Given the triune God, one nature and three persons, do they experience their will in their singular nature or in their separate persons? That is, do they share one will, or does each have a separate will which is in perfect harmony with the others?
While I'm not 100% certain I understand your question. If you're asking what I think; Jesus implied that the will of the Father, Son, and Spirit are separate, as He spoke a lot about the Father's will.
So I think Jesus clearly implied that He had the ability to disagree, but He chose to do the will of the Father. I think the clearest statement of this is in John 8:27-29, NIV
While the answer from WhatAboutJohn3_17 is fantastic, I thought I would at least add some more resources, to help give more depth.
I think the difficulty is trying to think of the Father, the Son or the Holy Spirit as existing separately from God.
This would be related to the question about the person of God, in relation to the Trinity, as explained by St. Thomas Aquinas:
God is a self-subsistant person that embodies all that is perfect, so though we label them separately, they are one.
To see if they have equality and what their likeness is like you can look at
but, basically, they are co-equal in all respects, so the Father is not over the Son.
Then you may want to look at the essence of the three persons:
Though it isn't spelled out in Scripture that God and the Son have the same essence Jesus did state "The Father and I and the Father are one (John 10:30)", for example.
So, the God is a person and has the same essence, and the person and property of God is the same (http://www.newadvent.org/summa/1040.htm), then, though this is a bit long-winded, but since God is a single person then we can see that though the Trinity may be separate, we can't differentiate between the will of each and the Will of God, as our sense of three does not force God to be that way (as explained more below). To see more about the Will of God you can read http://www.newadvent.org/summa/1019.htm.
You may want to read about the plurality of God (http://www.newadvent.org/summa/1030.htm) especially Article 3, where this comment is made:
So, the idea is that when we talk about three persons, that does not signify anything about God in reality. We have one God, and though, for our sake we express God as three persons, that is still for our simplicity, it does not mean that we have three gods that are one God, so, God will have one will from God, as, just because we think of God as three person doesn't mean that that changes what God is.
Nature and Person
For many, the doctrine of the Trinity is confusing and seems contradictory because in commonplace expression it has been misstated. It therefore seems to be a contradiction in mathematics, the objection being that "three cannot be one" because it violates sound logical reasoning. The problem, it seems to many, is that the claim that "one equals three" is simply absurd.

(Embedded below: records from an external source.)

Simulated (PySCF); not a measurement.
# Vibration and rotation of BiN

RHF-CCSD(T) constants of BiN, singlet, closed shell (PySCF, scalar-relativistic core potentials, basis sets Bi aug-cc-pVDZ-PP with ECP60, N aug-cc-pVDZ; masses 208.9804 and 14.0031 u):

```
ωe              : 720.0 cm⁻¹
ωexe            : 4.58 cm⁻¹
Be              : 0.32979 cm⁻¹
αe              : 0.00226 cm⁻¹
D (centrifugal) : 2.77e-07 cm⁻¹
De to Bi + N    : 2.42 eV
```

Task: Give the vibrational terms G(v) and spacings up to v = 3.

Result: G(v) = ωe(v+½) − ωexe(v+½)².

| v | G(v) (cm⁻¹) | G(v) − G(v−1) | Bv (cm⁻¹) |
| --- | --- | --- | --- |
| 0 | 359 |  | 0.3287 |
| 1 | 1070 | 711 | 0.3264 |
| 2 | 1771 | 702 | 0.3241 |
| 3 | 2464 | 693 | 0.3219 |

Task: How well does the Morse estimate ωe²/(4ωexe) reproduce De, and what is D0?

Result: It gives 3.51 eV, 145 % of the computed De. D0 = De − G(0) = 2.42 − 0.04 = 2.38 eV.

This difficulty occurs because of a failure to stipulate that the way in which God is one is not the same as the way in which he is three; the misstatement is something along the lines of, "God is three persons, but at the same time God is one person". However, the proper statement of the doctrine is that God is three distinct persons who share a single nature. Moreover, it is vital that we attach the proper meaning to the word "person" and the word "nature".
In theology the terms "nature", "essence", and "substance" are synonymous and refer to that which underlies all outward manifestation; the reality itself, whether material or immaterial. Unfortunately, in popular use the words have been diluted to something less than the total reality of a living thing; for example we say, "well, that's essentially correct" and we often mean it's partially or mostly correct; but the phrase properly means that it's correct in every way that matters.
Nature answers the question of what we are, whereas person answers the question of who we are. Every being has a nature, though not every being is a person; only rational beings are persons. Nature speaks to capabilities, limitations and will, where person speaks to self, emotions, intellect and passions.
This is a subject of much pondering and reflection; only God knows himself perfectly and we cannot be certain where, and even if, the division between what we are and who we are is made. But we can intuit a conceptual difference. We look inward and we identify a thing which we call "I" and see that it is distinct from that part of us we call "what". Even so, we are an integral creation; an amalgam of body and soul (or body, soul and spirit, depending on your interpretation of scripture) which, properly, wholly constitutes a human being.
Infinity and Eternity
In suitably contemplating ourselves, in seeing our "who" and our "what", and in seeing that in some measure our "what" is common to all humanity, we may begin to get a glimpse of what it might mean for a single nature to be shared by three distinct persons. In similar manner, we may begin to dimly comprehend what it might mean for one of those three persons to have two natures with respect to the incarnation. But in truth, it baffles the intellect, and in this life we shall only grasp it tenuously, incompletely. It will remain a mystery.
The doctrine of the Trinity solves a problem that purely unitarian conceptions of God cannot -- how can an infinite and eternal being experience love and personal relationship from eternity?